CFPB says exam manual and general supervisory findings are nonbinding

Federal Issues CFPB Consumer Finance Examination Supervision

Federal Issues

On January 9, the CFPB released a blog post, What new supervised institutions need to know about working with the CFPB, discussing what institutions can expect from a supervisory relationship with the Bureau. Among other things, the Bureau noted that it relies on a “prioritization” process that includes analyzing risk to consumers to determine which consumer financial markets and which entities to include in its supervisory work. Specifically, the Bureau noted that when conducting an examination, CFPB examiners generally, among other things: (i) collect and review available information from within the CFPB, other agencies, and public sources, consistent with statutory requirements; (ii) review documents and information obtained through information requests sent to supervised entities; and (iii) conduct portions of exams to observe, conduct interviews, review additional documents and information, transaction test, and assess compliance management.
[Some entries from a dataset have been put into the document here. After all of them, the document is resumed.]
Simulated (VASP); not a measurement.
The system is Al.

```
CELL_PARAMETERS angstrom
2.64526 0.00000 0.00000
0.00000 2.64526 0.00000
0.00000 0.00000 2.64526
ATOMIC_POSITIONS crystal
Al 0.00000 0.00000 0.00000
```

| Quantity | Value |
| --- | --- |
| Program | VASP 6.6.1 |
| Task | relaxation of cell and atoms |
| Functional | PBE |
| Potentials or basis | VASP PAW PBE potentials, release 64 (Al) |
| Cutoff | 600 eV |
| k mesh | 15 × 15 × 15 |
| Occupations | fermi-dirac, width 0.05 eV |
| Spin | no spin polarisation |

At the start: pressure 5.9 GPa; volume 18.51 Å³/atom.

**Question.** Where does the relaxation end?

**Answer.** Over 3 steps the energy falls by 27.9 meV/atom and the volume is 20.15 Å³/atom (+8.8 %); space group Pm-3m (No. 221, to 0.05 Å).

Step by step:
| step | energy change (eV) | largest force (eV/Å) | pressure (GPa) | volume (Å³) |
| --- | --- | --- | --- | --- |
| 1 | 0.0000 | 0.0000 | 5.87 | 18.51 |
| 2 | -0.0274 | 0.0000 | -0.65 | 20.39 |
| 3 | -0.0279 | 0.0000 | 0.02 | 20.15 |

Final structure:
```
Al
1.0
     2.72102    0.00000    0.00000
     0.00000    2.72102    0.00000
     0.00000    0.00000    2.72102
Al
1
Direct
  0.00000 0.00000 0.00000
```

The Bureau emphasized that examiners use the Supervision and Examination Manual as a resource when conducting exams and other supervisory activities. While supervised institutions are bound by statutes and regulations, and not by the manual, the CFPB makes its manual publicly available. The Bureau highlighted the disclaimer attached to the manual, which notes that it “should not be relied on as a legal reference.” The Bureau also stressed that legal discussions in the exam manual are not binding on examiners or other CFPB staff, and noted that at the end of an exam or other supervisory activities, examiners provide the supervised institution with their findings, which may include “matters requiring attention” (MRA). Examiners use MRAs to communicate specific goals to address violations of law, risk of such violations, or compliance management deficiencies.